Design and Analysis of Advanced Post-quantum Cryptographic Primitives

Overview

Imminent advent of efficient quantum computers motivates us to rigorously discuss upon efficient quantum-safe cryptographic primitives, whose security is believed to hold even under cryptanalytic attack by a quantum computer. Classical hard mathematical problems like integer factorization, discrete logarithm have been proven not to be quantum-safe due to several quantum algorithms. But various post-quantum secure cryptographic research fields have already emerged, e.g., lattice-based cryptography, code-based cryptography, multivariate cryptography, isogeny-based cryptography. Among them, I have concentrated on lattice-based cryptography. More specifically, I am working around LWE (Learning with Errors) and LWR (Learning with Rounding) assumptions.

Generally, any cryptosystem relies on secure storage of some key. If the key is stored on a single device/server, it leads to a single point of vulnerability. Hence it is always better to let the key remain always split over multiple devices/parties. Now while performing a particular cryptographic operation requiring that key, if only threshold number of devices are sufficient to collaborate with their respective key shares, we call the cryptographic operation to be thresholdized. Its security guarantees that a PPT adversary even with the knowledge of key shares of less than threshold number of parties, can not gain any information about the actual secret.

With the two contexts defined above, my research focuses on "Design and Analysis of Advanced Quantum-safe Cryptographic Primitives".

Threshold FHE:

The advent of cloud computing potentially allows individuals and organizations to outsource storage and processing of large volumes of data to third party servers. However, this leads to privacy concerns - clients typically do not trust service providers to respect the confidentiality of their data. This lack of trust is fortified by threats from malicious insiders and external attackers. A simple and efficient solution for ensuring the privacy of user information is to encrypt the user data before offloading it to the cloud. However, if the data is encrypted using some conventional encryption algorithm (for instance, using the Advanced Encryption Standard a.k.a. AES block cipher), then the cloud loses all ability to compute on the data without decrypting it first. Fully Homomorphic Encryption comes as a solution, which allows evaluation of complex programs on encrypted data, without the need to access any decryption key. The security of most existing FHE proposals crucially relies on secure storage of the decryption key. However, assuming that a single device/server is responsible for secure storage results in a single point of failure, which is undesirable. Hence we proceed towards Threshold Fully Homomorphic Encryption, which enables arbitrary computation on encrypted data, while keeping the decryption key split across several (say, T) computing entities, and a threshold (say, t) number of entities are needed to come together with their respective key shares so as to make the decryption possible. We call it t-out-of-T threshold decryption. A few existing proposals for Threshold FHE suffer from huge overheads in terms of communication, storage and encryption/decryption performance. They also lack in concrete efficiency analysis. Hence our focus is on designing an efficient Threshold FHE scheme.

Threshold PRF:

Pseudo Random Function (PRF) is a deterministic keyed function that, given an input, outputs a value in polynomial time such that the output is indistinguishable from the output of a truly random function. Here, ‘indistinguishability’ means the inability of an adversary having no knowledge about the key to tell whether an output is from a pseudo random function or from a truly random function, even after seeing polynomially many pseudo random function outputs for inputs of its choice. Threshold PRF allows the key to remain distributed among multiple servers (parties) instead of being stored on a single server, and a threshold number of servers are able to evaluate the PRF by collaboration with their respective secret shares. Thus threshold PRF enables us to avoid the single point of vulnerability. Pseudo Random Function is an important cryptographic primitive, having numerous applications in today’s world. However, to the best of our knowledge the construction of a simple but practically efficient post-quantum secure threshold PRF scheme remains an open question. In this work, we provide such a construction and also prove its security in semi-honest adversarial settings based on the hardness assumption of LWR problem. For more details, please refer to the paper here.

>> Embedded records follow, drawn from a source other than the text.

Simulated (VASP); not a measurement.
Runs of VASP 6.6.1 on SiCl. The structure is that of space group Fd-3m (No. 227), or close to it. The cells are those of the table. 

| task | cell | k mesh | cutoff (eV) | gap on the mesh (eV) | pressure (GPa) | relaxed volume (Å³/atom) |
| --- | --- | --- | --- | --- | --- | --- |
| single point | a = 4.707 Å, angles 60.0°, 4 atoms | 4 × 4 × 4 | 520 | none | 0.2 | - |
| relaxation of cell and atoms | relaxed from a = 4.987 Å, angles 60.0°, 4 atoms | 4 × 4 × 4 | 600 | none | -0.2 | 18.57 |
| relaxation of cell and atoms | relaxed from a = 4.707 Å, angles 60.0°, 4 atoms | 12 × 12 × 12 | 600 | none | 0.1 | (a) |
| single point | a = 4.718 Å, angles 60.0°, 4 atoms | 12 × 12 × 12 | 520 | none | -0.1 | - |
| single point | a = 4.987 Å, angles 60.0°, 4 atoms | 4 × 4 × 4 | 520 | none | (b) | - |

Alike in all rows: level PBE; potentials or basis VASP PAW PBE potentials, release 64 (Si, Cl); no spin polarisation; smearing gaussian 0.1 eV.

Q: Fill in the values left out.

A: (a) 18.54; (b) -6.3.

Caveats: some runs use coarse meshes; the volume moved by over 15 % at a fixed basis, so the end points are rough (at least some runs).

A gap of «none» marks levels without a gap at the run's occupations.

Adaptively Secure Threshold PRF:

This work focuses on the adaptive security of efficient quantum-safe distributed PRF. Adaptively secure PRF remains secure even when an adversary is allowed to dynamically choose the parties to corrupt instead of declaring the corrupt set of parties at the beginning.

Other works:

We are also exploring other possible threshold cryptosystems based on several other hardness assumptions apart from lattice-based cryptography.